Food to Malawi Slowed by War And Failures Of Banda Regime

LOGISTICAL problems in transporting drought relief and a delay in ordering commercial grain have brought land-locked Malawi to the brink of a major disaster.

"If we don't manage to increase the rate of deliveries to Malawi there is going to be real starvation in that country," says Roger Buckland, technical adviser to the Food Security Technical and Administrative Unit of the 10-nation Southern African Development Community.

"We are facing a pending humanitarian disaster."

A series of factors have contributed to the critical situation in Malawi:

* Slow and dangerous passage of food and relief supplies through Mozambique's Tete corridor, the war-torn northwest region bordering Malawi.

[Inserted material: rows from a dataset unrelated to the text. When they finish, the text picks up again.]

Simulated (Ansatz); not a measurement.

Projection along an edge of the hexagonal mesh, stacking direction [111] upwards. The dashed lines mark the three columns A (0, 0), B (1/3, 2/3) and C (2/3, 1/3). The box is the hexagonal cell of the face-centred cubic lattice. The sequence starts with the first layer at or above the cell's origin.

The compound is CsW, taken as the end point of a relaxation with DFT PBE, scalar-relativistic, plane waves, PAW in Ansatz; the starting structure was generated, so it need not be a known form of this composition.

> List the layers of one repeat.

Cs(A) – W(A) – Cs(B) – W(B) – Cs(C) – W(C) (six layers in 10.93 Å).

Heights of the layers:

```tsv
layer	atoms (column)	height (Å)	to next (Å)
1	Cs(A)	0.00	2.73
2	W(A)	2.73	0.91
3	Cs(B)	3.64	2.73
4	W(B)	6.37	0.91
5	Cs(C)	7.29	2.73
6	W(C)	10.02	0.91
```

* A shortfall in pledges of food aid and delays in food deliveries.

* Political gridlock in Malawi between pro-democracy forces and the autocratic regime of President H. Kamuzu Banda.

* Congestion on the Beira corridor - the vital transportation link between the Indian Ocean and Zimbabwe.

* A continuing flow of Mozambican refugees to Malawi.

Malawi needs 33,000 tons of grain a month - 1,100 tons a day - to feed the 4.7 million of its 8.5 million people dependent on food aid and the 1 million Mozambican refugees in camps in the southeast of the country.

From April to October it was receiving less than half the required amount. By the end of November, only 220,000 tons out of 825,000 tons of donor-pledged food had been delivered to Malawi. Stocks from commerical imports are down to three or four weeks.

Relief agencies and transport officials have agreed that Malawi should be given priority treatment. But there is still a serious shortfall in pledges.

"The problem was that - in the beginning - Malawi did not admit that they needed to import grain," says Arnt Breivik, head of the United Nations World Food Programme's logistics advisory unit in Johannesburg.

Mercedes Sayagues, WFP regional information director, agrees. "Because of the political situation, there is a crisis in decisionmaking at the government level when it comes to assigning priorities. This impacts, particularly, on commerical imports."

"The World Bank recently granted Malawi credit for 110,000 tons of grain, which is due to arrive in mid-January," Mr. Breivik adds. A further 187,000 tons is due by the end of December but this poses a major logistical challenge.

Most of the grain going to Malawi is hauled from South African ports - mainly Durban - by train and trucks through Zimbabwe and Zambia. The rest passes through the Mozambican ports of Beira and Nacala and the Tanzanian port of Dar-Es-Salaam.